The Best Bird-Watching Sites in Québec maritime
Québec maritime is home to a wide variety of natural environments that attract hundreds of different species of birds. From the islands in Bas-Saint-Laurent to the mountains of Gaspésie and from the coastline of Côte-Nord to the cliffs of the Îles de la Madeleine, each region offers great bird-watching sites. Here are a few worth visiting!
Bas-Saint-Laurent is dotted with islands, mudflats and marshes that are easily accessible bird-watching sites.
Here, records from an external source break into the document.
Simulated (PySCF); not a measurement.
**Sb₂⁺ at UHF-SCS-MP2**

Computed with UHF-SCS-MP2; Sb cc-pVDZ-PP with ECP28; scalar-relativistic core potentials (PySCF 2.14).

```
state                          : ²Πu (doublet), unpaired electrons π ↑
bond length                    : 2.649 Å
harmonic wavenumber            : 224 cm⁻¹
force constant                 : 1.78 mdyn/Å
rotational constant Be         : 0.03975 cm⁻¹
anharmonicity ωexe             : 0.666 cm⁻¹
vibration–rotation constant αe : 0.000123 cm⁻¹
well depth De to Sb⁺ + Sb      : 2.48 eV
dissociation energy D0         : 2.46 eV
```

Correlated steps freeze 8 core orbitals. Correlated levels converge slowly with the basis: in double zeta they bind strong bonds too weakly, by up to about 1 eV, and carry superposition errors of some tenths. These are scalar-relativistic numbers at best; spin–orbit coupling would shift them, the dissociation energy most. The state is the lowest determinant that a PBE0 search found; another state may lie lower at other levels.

Off Rivière-du-Loup, Île aux Lièvres (Hare Island) et Île du Pot à l’Eau-de-Vie (Brandy Pot Island) provide protected nesting areas for several species of birds, including great blue herons and razorbills. Basques Island, off Trois-Pistoles, is a migratory bird sanctuary for 229 bird species. Inquire about excursion times before you head out to visit these islands.
A sea excursion in the Saguenay–St. Lawrence Marine Park will give you the opportunity to observe many different species of seabirds, including common loons and black scoters. You can also see birds of prey in the mudflats of Kamouraska as well as about 10,000 couples of common eiders in Bic National Park.
The Gaspé Peninsula is home to a variety of habitats ranging from the seashore to the arctic-alpine summits of mountains. Thus, several species of birds that usually live in very different climates thousands of miles apart cohabit in this region.
National parks and wildlife reserves are obviously some of the best places to observe birds. For example, Gaspésie National Park and the Matane Wildlife Reserve are home to about 150 bird species each, including harlequin ducks and golden eagles, while the cliffs of Forillon National Park of Canada are nesting sites for many seabird species including black-legged kittiwake. Bonaventure Island and Percé Rock National Park is renowned for its colony of 120,000 northern gannets, the largest and most accessible such colony in the world.
Located at the eastern tip of the peninsula, between Gaspé and Percé, the Malbaie Barachois is a nesting site for two threatened species: yellow rails and Nelson’s sparrows. Over 200 bird species have been sighted in this 11-km2 (4-sq. mi.) area!
Îles de la Madeleine
The red cliffs, sand dunes, freshwater ponds and green hills of the Islands are distinct habitats that attract a wide variety of birds. Among the species commonly found in the Îles de la Madeleine are Wilson’s snipes, black-headed gulls and Bonaparte’s gulls.
From late April to mid-May, you can observe a globally threatened species on the beaches of the Îles de la Madeleine: the piping plover. The Islands are the only place in Québec where this species nests.
Rocher-aux-Oiseaux (Bird Rock) is one of the most popular bird-watching sites in the Îles de la Madeleine. Located 32 km (20 mi.) north of Grosse-Île, this migratory bird sanctuary is off limits to visitors; however, it is possible to approach Bird Rock by boat and thus observe the thousands of birds that nest there. Other sites worth exploring are Brion Island, an ecological reserve that shelters nearly 140 bird species including great cormorants and arctic terns, and L’Étang à Ben, a staging area for brants.
Stretching from Tadoussac all the way to Blanc-Sablon, Côte-Nord is an immense region. While driving along the coast on Route 138, you will discover multiple bird-watching sites.
In Côte-Nord – Manicouagan, along the St. Lawrence Estuary, the Tadoussac dunes are a unique observation site where you will probably see the boreal owl, a little-known bird of prey. Further east, be sure to stop in Longue-Rive to visit the second largest salt marshes in Québec.
In the region of Côte-Nord – Duplessis, participate in a sea excursion that will take you around Corossol Island, in the Sept-Îles Archipelago. This migratory bird refuge is one of the best bird sanctuaries in Côte-Nord in terms of the number and diversity of species. While the largest concentration of bald eagles in Québec is found on Anticosti Island, the star of the Mingan Archipelago National Park Reserve of Canada is the Atlantic puffin, which steals the spotlight from the park’s many other seabirds.